Noah Shachtman has a rather dour take on the utility of Israel's new media engagements in the wake of the flotilla fiasco:
The Israeli government is hoping YouTube and Twitter can help restore its reputation after a botched raid on a Gaza-bound flotilla killed nine people. Don’t get your hopes up, Bibi. There’s only so much a technological tactic can do after such a big strategic blunder. Besides, the folks on those ships had camera phones, too.
Every few hours, the Israeli Defense Forces are uploading to YouTube a new video meant to demonstrate that their troops acted responsibly — and that the people in the “Free Gaza” flotilla were the hostile ones.
At around 10 p.m. local time Monday night, it was footage taken by IDF naval boat showing the passengers beating up Israeli troops. An hour later, it was a clip of the “knives, slingshots, rocks, smoke bombs, metal rods, improvised sharp metal objects, sticks and clubs” found on board the Mavi Marmara. About two hours ago, the IDF showed how it was unloading “humanitarian cargo” from the ships and into Gaza. In between, the IDF is providing a stream of Twitter updates and blog posts to reinforce its position.
But no one — not even the Israeli military — seems to think it’ll make much of a difference in the international tide of ill will following the raid. "We know one thing for sure, in the media we are going to lose the war anyhow," Shlomo Dror, a spokesman for Israel’s Defense Ministry, told the Christian Science Monitor. “It doesn’t matter what we do.”
Dror might be right. But that doesn't mean Israel can afford to sit out the PR fight, especially when Hezbollah and Hamas are so adept at explioting suffering.

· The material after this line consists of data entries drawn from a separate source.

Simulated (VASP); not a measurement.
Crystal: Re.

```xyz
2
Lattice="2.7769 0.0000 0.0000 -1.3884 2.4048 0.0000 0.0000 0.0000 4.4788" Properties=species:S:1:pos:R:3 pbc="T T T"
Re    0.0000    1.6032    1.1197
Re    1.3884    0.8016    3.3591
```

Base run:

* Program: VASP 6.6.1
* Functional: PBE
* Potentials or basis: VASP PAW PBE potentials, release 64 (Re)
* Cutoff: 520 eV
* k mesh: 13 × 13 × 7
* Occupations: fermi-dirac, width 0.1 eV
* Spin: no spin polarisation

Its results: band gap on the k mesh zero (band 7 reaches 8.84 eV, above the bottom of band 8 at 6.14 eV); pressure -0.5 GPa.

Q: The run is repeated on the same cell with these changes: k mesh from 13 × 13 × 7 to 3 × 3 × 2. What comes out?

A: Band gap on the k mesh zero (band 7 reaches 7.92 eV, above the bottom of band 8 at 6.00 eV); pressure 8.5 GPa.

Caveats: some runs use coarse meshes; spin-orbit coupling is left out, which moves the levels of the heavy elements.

The IDF's use of new media gadgets is a 180 degree turnaround from prior PR disasters -- snafus that could have easily been avoided with a combat cameraman and a Twitter feed. In the immediate aftermath of the flotilla pacification, IDF spokespeople flooded YouTube and Twitter with videos, metrics and data (like how much aid moves into Gaza daily via Israeli checkpoints), and even directly contradicted some of the more virulent anti-Israel propaganda inundating cyberspace. This wasn't insignificant. Had the IDF failed to publish the video of their commandos being attacked by murderous activists (swiftly posted by McCormack here on the blog hours after the ship's seizure), the current narrative could have been completely different.
Savvy PR utilization can be a game changer, and I think -- at least in the this instance -- the IDF has finally wised up.